Here’s an interesting question raised by Uwe Hesse: “if you drop a table when someone else is querying it, what happens to their query?”
It’s an interesting demonstration of how many features you have to consider before you reach a conclusion – and while you may start by assuming that the question is irrelevant to a production system, when you think a little more carefully that’s not necessarily the case.
Often I’ve tried to imagine how a 24/24h system can do such things.
Well, you can stop the service for a moment…but what if that moment means millions of euros?

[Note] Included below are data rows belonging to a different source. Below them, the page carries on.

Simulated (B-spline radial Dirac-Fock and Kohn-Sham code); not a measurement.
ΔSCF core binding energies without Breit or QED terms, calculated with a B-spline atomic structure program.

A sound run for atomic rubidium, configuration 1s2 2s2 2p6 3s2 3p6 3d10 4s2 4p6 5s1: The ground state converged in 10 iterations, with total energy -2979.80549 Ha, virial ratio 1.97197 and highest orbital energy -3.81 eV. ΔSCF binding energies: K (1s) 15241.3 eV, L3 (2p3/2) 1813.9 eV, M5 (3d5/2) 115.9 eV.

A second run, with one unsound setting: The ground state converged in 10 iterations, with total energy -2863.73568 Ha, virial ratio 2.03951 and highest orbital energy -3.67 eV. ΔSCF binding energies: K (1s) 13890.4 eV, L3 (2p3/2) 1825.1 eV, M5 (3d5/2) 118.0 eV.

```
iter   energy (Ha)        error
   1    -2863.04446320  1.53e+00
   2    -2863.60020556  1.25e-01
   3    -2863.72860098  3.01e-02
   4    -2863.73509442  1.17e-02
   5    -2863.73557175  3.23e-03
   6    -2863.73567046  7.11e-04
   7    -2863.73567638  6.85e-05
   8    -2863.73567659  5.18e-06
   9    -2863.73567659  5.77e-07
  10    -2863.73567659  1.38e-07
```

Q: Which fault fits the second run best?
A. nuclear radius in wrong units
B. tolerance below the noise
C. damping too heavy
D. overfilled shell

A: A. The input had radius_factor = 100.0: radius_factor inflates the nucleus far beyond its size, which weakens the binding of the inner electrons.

It would be great to have transactional DDL!
Bye,
Antonio
Comment by lascoltodelvenerdi — November 25, 2009 @ 3:44 pm GMT Nov 25,2009 |
It would be great to have transactional DDL!
… like DB2 :-)
Comment by Connor McDonald — November 26, 2009 @ 2:38 am GMT Nov 26,2009 |
I remember transaction DDL in Ingres around 15-20 years ago.
It came as quite a shock when I found Oracle committed after creating a ‘temporary’ table. Once I learnt I didn’t need all the temporary tables (because the concurrency mechanism was better), it wasn’t an issue.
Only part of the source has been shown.